Not every improvement should become a gate. Gates add friction. The question is whether the friction is worth the protection.
The goal is to find the sweet spot: enough enforcement to prevent repeated mistakes, not so much that it slows down legitimate work.
The Rubric
Use this rubric to evaluate whether an improvement should tighten from guidance to enforcement.

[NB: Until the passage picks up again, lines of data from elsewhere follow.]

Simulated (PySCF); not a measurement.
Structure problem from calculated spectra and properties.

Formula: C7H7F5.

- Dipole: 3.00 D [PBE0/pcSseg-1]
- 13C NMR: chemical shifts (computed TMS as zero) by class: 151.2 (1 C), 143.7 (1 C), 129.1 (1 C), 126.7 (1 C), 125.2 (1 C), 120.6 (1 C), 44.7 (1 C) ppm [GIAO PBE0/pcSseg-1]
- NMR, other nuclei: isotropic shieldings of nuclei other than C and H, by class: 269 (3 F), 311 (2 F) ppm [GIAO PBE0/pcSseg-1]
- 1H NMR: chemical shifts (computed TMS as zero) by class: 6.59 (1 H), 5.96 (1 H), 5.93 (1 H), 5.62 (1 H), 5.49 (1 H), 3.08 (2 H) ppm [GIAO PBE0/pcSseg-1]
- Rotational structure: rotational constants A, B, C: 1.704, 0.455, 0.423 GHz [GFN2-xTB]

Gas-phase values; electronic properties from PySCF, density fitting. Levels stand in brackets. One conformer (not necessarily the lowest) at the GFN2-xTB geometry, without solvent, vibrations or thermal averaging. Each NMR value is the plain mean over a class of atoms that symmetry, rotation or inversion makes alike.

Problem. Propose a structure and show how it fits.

Should this become a gate?
Check the criteria that apply to this improvement.
Keep as improvement task
Address it, but enforcement overhead may not be worth it yet.
Types of Gates
Advisory gates
Warn but don't block. Good for new rules where you're still calibrating the threshold. The agent sees the warning, humans see it in logs, but work continues.
Blocking gates
Fail the build, commit, or deploy. Use for high-confidence rules with clear remediation. The failure message should tell you exactly what to fix.
Human-in-the-loop gates
Require explicit approval to proceed. Good for high-stakes changes where automation can flag but shouldn't decide. Examples: schema migrations, permission changes, dependency updates.
Implementation Patterns
Pre-commit hooks
Fastest feedback loop. Run linters, formatters, and quick checks before the commit is created. Keep these fast (<5s) or developers will bypass them.
CI checks
More thorough validation. Run tests, build verification, and slower checks. Can block merge but not local commits.
Deploy gates
Final validation before production. Health checks, smoke tests, and approval workflows. Most important for high-stakes environments.